Democratic presidential candidate Elizabeth Warren appeared to echo President Donald Trump on trade during Tuesday night’s debate.
Warren responded with arguments similar to those of Trump in response to a question on whether workers should be worried about losing their jobs to automation.
“The data show that we’ve had a lot of problems with losing jobs, but the principle reason has been bad trade policy,” Warren said. “The principle reason has been a bunch of corporations — giant, multinational corporations — who have been calling the shots on trade.”
“Giant, multinational corporations that have no loyalty to America,” Warren added. “They have no loyalty to American workers. They have no loyalty to American consumers. They have no loyalty to American communities. They are loyal only to their own bottom line. I have a plan to fix that.”
Warren explained that she plans to fix this through “accountable capitalism.”
“You want to have one of the giant corporations in America? Then, by golly, 40% of your board of directors should be elected by your employees,” Warren said. “That will make a difference.”
Warren’s rhetoric bears resemblances to Trump’s rhetoric on trade.
“Our workers’ loyalty was repaid with betrayal … Our politicians have aggressively pursued a policy of globalization — moving our jobs, our wealth and our factories to Mexico and overseas,” Trump said in 2016.

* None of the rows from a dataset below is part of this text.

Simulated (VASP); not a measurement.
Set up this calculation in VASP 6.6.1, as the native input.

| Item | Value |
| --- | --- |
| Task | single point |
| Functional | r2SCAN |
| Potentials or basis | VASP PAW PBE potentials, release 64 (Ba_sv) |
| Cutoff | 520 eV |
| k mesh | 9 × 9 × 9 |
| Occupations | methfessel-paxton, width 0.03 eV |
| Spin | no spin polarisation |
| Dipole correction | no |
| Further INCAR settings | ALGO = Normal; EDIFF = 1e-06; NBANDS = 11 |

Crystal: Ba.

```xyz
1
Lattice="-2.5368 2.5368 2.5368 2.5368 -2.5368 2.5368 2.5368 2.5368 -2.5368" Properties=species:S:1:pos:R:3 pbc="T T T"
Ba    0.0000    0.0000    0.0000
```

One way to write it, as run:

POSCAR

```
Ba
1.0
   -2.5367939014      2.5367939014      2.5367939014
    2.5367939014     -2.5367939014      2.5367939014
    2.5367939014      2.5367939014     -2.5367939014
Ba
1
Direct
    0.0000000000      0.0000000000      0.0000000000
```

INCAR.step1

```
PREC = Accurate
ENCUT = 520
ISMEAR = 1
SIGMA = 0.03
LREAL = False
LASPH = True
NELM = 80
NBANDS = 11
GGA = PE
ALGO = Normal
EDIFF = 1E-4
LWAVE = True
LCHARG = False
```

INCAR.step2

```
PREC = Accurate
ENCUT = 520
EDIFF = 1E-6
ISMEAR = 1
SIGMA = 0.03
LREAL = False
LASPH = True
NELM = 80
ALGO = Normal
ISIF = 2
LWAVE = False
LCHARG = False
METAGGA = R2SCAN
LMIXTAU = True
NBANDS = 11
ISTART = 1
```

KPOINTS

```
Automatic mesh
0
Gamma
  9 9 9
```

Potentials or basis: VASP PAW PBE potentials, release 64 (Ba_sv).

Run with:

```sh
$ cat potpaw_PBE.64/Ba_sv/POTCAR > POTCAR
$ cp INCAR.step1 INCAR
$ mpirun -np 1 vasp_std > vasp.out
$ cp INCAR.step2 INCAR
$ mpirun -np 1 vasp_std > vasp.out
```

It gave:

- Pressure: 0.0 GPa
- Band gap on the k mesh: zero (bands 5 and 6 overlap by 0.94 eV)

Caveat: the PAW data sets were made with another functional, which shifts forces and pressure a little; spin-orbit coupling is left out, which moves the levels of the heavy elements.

“This wave of globalization has wiped out our middle class,” Trump said on the 2016 campaign trail in Pennsylvania. “America became the world’s dominant economy by becoming the world’s dominant producer. The wealth this created was shared broadly, creating the biggest middle class the world had ever known. But then America changed its policy from promoting development in America, to promoting development in other nations.”